A group of researchers from NVIDIA, the University of Waterloo, the University of Toronto and the Vector Institute have published a new state-of-the-art method for semantic segmentation.
The novel method outperforms current state-of-the-art methods on the Cityscapes benchmark dataset by large margins (2% for mIoU, mean intersection-over-union and 4% on boundary F-score). Researchers propose an interesting architecture composed of two streams – a segmentation stream and a shape stream. The key idea here is to divide the task of image segmentation into semantic segmentation prediction and boundaries prediction. In order to exploit this kind of architecture, researchers introduce a type of gates between the two streams (or branches) that allow the shape stream to learn more robust features using the higher-level activations from the classical (segmentation) stream. They call this architecture a “Gated Shape Convolutional Neural Network” (Gated-SCNN). The last module of the architecture is fusing the output of both streams to produce the final output. The network was trained using segmentation as well as “dual-task” loss.

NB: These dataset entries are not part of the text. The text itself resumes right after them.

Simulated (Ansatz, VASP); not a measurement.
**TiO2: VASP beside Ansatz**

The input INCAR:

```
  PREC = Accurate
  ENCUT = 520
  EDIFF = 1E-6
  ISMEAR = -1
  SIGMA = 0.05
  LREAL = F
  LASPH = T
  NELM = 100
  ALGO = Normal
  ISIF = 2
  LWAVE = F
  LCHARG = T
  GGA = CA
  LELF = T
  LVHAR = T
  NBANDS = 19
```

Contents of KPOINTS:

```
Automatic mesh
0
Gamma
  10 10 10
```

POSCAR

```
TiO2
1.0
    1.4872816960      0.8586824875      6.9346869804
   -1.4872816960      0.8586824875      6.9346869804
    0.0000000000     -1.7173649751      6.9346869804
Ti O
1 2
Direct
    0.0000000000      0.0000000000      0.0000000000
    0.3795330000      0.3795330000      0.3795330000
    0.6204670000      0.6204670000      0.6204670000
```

Researchers showed that this kind of architecture is able to learn more precise boundaries, especially when segmenting smaller objects. The evaluations show that it outperforms strong baseline models such as DeepLabV3, PSP-Net on the Cityscapes dataset.
Outputs from the model as well as more details about the method can be found on the official project website. The paper is available on arxiv, while the code will be open-sourced soon, according to the information on the website.